By Jennifer Carrera Turner
This article is in remembrance of my great uncle Clarence J. Tibado. He was one of seven children born in Yankton, South Dakota in 1920. His family moved to Florida a few years later and settled in Lake Wales (where my mother was born).
My grandmother, Mary (Tibado) Underhill was one of his sisters. My grandmother is also one of the people in my life who really showed me how important Jesus is. Her family grew up worshipping in the Catholic Church.
That was definitely something that impacted my great uncle’s paintings and his strength that carried him through WWII.
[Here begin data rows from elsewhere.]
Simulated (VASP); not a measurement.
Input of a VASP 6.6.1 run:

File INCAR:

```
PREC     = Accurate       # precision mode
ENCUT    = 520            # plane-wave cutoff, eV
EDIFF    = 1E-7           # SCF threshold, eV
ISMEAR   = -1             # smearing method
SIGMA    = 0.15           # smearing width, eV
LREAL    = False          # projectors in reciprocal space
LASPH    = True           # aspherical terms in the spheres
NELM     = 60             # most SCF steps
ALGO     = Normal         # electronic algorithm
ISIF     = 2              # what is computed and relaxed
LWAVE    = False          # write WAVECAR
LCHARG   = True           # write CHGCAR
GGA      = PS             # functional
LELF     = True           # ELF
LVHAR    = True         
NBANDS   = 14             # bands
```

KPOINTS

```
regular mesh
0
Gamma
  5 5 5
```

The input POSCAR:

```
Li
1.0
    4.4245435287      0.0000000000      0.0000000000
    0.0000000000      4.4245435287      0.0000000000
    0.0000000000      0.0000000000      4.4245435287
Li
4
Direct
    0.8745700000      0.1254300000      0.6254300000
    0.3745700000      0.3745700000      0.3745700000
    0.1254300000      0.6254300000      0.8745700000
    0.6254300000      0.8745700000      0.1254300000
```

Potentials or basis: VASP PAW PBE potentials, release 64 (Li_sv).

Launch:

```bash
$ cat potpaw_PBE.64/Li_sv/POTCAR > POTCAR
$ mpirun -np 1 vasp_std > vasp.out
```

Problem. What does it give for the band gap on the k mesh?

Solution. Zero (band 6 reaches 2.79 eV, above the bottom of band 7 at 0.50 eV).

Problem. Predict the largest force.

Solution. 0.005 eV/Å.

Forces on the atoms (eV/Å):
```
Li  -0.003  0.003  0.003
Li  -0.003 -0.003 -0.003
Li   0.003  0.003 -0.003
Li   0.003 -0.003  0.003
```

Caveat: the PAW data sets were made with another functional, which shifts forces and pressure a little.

It was many years ago and only a few times that I had met my great uncle, Clarence Tibado. My mother and her 10 brothers and sisters called him “Uncle Buddy” and that’s really the name I called him too. When I was very young I was told that his paintings hung in the Smithsonian Museum in Washington, D.C. and that he lived for a time in a 27 room Spanish-Moroccan castle in Lake Wales, FL. My grandmother absolutely adored her brother. She was so proud of him and I had no idea how incredible his life story was until I was much older.
I know now that besides what a hugely talented artist he was but also a Navy Veteran with 13 bronze stars. He served on the U.S.S. Pensacola CA24 in the Pacific. He was wounded during the battle of Iwo Jima and honorably discharged in 1945 as a Radarman 3rd Class.
In 1954, he fell in love and married a widow named, Josephine Yarnell, a woman locally known in Lake Wales, FL as a “Princess” in that she resided in a Florida Mediterranean-Style castle named for her “La Casa de Josefina”. She was a woman of high society and also someone who cared for the needy, sacrificing a lot to make sure that people who were impoverished may have a means to survive. The marriage to Clarence Tibado was one centered upon a shared love of the arts. Josephine and her late husband (Irwin A. Yarnell) had the mansion built in the 1920’s for Josephine by a Spanish yogi named Mr. DeSoto. The fireplace in the home was salvaged from a Spanish castle, it was furnished with European antique furniture, all of the doors opened to a breezeway in the courtyard with a fountain in the center, every known species of palm tree flourished and amidst that grew surrounding botanical gardens. My great uncle Clarence and Josephine transformed this beautiful majestic estate into an art museum.
In 1957, Clarence Tibado donated many of his war time paintings to the Smithsonian Museum. He created those paintings while he was serving aboard the U.S.S. Pensacola.
In 1967, Josephine passed away from natural causes. “La Casa de Josephina” was placed on the U.S. National Register of Historic Places in 1975.
In the years after Josephine passed away, Clarence Tibado continued his fine arts painting and had many gallery receptions. He passed away on December 16, 2014, age 94 in Winter Haven, FL.
The photo above is a lithograph given to my mother by her uncle Clarence Tibado. It is titled “The Divine Command”. The detail incredible. The images and what they portray, mesmerizing.